Five years later, the collective is going strong, expanding and learning along the way (they now go by EMHC in recognition of those who need their services but don’t identify as men). And they’ve garnered more mainstream funds, from all three levels of government, private industry and Edmonton Community Foundation, which recently funded two different projects thanks to endowment funds set up by its generous donors.

The Health Empowerment Through Active Leadership (HEAL) program equips LGBTQ2S+ community members with important health knowledge, as well as research, advocacy and community health promotion skills. Participants then apply these skills through the development and delivery of their own community health projects, often addressing needs that mainstream organizations might overlook. “Somebody with a high school diploma will come away from the program with a practical skill set they can apply in their everyday life, and community,” Biggin says.

The other project digs deeper within the broader LGBTQ2S+ community to better understand the needs, experiences and assets of marginalized groups, and enhance accessibility to services, volunteer opportunities and leadership opportunities. “Two-spirit people, trans and non-binary community members, queer and trans people of colour, people who are deaf — the grant provided us with funds to be more intentional in helping a broader spectrum of community members, and to understand what more inclusive health services look like for them,” Biggin adds.

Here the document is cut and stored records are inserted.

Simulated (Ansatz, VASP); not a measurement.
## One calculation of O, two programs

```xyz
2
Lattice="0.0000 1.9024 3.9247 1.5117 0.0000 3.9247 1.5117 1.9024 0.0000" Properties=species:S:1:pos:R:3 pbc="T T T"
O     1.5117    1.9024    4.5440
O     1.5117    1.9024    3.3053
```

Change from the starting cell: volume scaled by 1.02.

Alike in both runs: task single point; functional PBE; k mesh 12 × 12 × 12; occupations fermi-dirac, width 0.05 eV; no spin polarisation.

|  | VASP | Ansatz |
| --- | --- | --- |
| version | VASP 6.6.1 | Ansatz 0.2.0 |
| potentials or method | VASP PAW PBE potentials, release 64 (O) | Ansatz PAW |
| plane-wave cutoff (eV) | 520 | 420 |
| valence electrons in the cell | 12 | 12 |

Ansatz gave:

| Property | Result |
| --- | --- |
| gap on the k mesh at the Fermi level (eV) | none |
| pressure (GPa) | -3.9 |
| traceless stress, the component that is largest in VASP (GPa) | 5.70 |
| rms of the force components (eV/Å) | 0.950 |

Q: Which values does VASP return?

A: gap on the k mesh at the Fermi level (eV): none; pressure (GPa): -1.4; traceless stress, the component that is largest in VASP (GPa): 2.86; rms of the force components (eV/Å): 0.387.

It’s an extension of the EMHC’s origin story — to tailor health needs to specific, marginalized communities-within-the-community — and it gives Biggin an emotionally satisfying exit strategy in the next year or so. “Part of being a leader is knowing when it’s time to make space for others,” Biggin says. “The organization has afforded me, and others who were involved early on, chances to learn and grow. There are issues that need to be dealt with today that I don’t believe I’m the right person to address. There are a lot of talented people within our community who can make a big difference but have not been given the opportunity to do so.”